Two years after the October 7 attacks that killed more than 1,200 Israelis and led to the taking of 251 hostages, Gaza lies in ruins. More than 67,000 Palestinians have been killed and 170,000 wounded — nearly ten percent of the enclave’s population.

Against this backdrop, U.S. President Donald Trump stunned the world on October 13 by convening regional and global leaders in Sharm el-Sheikh to unveil what he called a “comprehensive peace deal” for Gaza. In his address to the Israeli Knesset, Trump hailed it as “a historic dawn of a new Middle East.” Israeli Prime Minister Benjamin Netanyahu echoed the sentiment: “The past two years have been years of war; now the years of peace have come.”

The announcement was met with cautious optimism across capitals. More than 30 nations endorsed the deal, including both Israel and the Palestinians. Yet less than 24 hours later, reports emerged that Israeli forces had killed nine Palestinians attempting to return to their homes in Gaza — a reminder that, despite the rhetoric, the violence had not stopped.

“What came out of Sharm el-Sheikh is essentially a ceasefire,” he said. “It’s not comprehensive, it’s got nothing to do with peace, and it’s certainly not a plan.”

Erwin van Veen, a senior research fellow at the Clingendael Institute’s Conflict Research Unit, says that’s because what Trump presented in Sharm el-Sheikh is not a peace deal at all. “What came out of Sharm el-Sheikh is essentially a ceasefire,” he said. “It’s not comprehensive, it’s got nothing to do with peace, and it’s certainly not a plan.”

Still, van Veen acknowledged that even a pause in fighting is “extremely welcome” after months of devastation. The problem, he warned, is durability. “It’s very unclear how long it will last,” he said, noting that Israel continues to block humanitarian aid and “refuses to negotiate about phase two.” The ceasefire’s survival, he argued, “will depend on whether President Trump… really throws his personal weight behind this ceasefire agreement. But we know that consistency of engagement… is not exactly the main strong point of the White House these days.”

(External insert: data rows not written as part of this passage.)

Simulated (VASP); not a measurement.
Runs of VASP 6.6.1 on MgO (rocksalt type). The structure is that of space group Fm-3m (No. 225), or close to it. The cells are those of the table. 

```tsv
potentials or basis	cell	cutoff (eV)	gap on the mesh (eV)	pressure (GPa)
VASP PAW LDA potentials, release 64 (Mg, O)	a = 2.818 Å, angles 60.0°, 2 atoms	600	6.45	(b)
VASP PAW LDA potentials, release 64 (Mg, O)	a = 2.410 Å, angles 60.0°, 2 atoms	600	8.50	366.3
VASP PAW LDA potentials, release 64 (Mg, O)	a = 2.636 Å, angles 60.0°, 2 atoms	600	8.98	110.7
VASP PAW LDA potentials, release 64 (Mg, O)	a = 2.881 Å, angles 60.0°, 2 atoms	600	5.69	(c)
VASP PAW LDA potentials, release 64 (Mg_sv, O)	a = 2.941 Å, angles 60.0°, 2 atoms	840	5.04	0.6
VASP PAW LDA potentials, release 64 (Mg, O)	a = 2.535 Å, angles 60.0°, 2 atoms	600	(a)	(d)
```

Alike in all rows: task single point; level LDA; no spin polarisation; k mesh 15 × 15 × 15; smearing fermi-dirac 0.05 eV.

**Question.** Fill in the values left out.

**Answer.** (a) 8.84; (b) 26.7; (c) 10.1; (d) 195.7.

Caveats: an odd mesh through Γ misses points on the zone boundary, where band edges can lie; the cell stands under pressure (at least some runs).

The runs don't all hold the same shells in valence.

If the ceasefire represents the first step of Trump’s 20-point plan, the next steps reveal something far more controversial. Van Veen described the broader proposal as “a kind of neocolonial protectorate,” an “American-Israeli caretaker administration sprinkled with a number of Palestinians for good measure to make it look more legit.” Economically, he said, the plan “reads a little bit like a mix between a free trade zone and a real estate deal.”

Erwin van Veen

At its core, the plan demands that Hamas disarm and “deradicalize”. Van Veen dismisses this demand as detached from reality. “I don’t know any resistance movement that has ever agreed to be disarmed before their independence struggle has been either defeated or succeeded,” he said.

“It reads to me as an American-dominated effort to basically establish some sort of, at least temporary, protectorate over Gaza without a UN stamp of approval.”

A key feature of the proposal is the creation of a technocratic transitional government under international supervision. But van Veen sees it differently. “It doesn’t read to me as technocratic,” he said. “It reads to me as an American-dominated effort to basically establish some sort of, at least temporary, protectorate over Gaza without a UN stamp of approval.”

The mention of former British Prime Minister Tony Blair as a potential figure in this process, van Veen added, only reinforces mistrust. “It would require somebody from the Arab world to be in charge, not some Western guy from a country that invaded another Arab country.”

Beyond the structure of the plan, van Veen sees little political will, particularly from Israel, to make peace real. He dismissed Netanyahu’s claim that “now it’s time for peace,” pointing out that the Israeli leader “is basically a fugitive of international justice,” facing corruption charges at home and an international arrest warrant.

Even without Netanyahu, van Veen said, the political landscape in Israel makes a two-state solution nearly impossible. “The plan will not lead to a two-state solution, certainly not under the current Israeli government,” he said. “There won’t be a Palestinian state in his lifetime,” Netanyahu has declared — a sentiment, van Veen noted, “echoed among sort of 95% of the Israeli political spectrum.”

That leaves only one path toward genuine peace: leverage. “The cost for the rest of Israeli society needs to become too high in order to avoid them to proceed,” van Veen argued. Real change, he said, will depend on “significant and material costs” imposed by external actors such as the United Nations, from regional powers, and from what he called “a coalition of willing states.” Without enforcement, he warned, “there is nothing in this agreement that may enforce whatever stipulations will be agreed upon.”

For now, van Veen believes the Sharm el-Sheikh deal is less a breakthrough than a holding pattern. “The underlying political fundamentals have not changed for a single bit,” he said. “The good thing we have is simply a ceasefire.”

Until those fundamentals shift — recognition of Palestinian self-determination, accountability for alleged war crimes, and an enforceable political framework — the so-called “peace deal” may do little more than freeze the conflict where it stands.

Sham Jaff's photo

Sham Jaff

Sham Jaff is editor at The Amargi. Jaff is a freelance journalist, based in Berlin, and writes the weekly newsletter “what happened last week”, centering underrepresented perspectives from Asia, Africa and the Americas.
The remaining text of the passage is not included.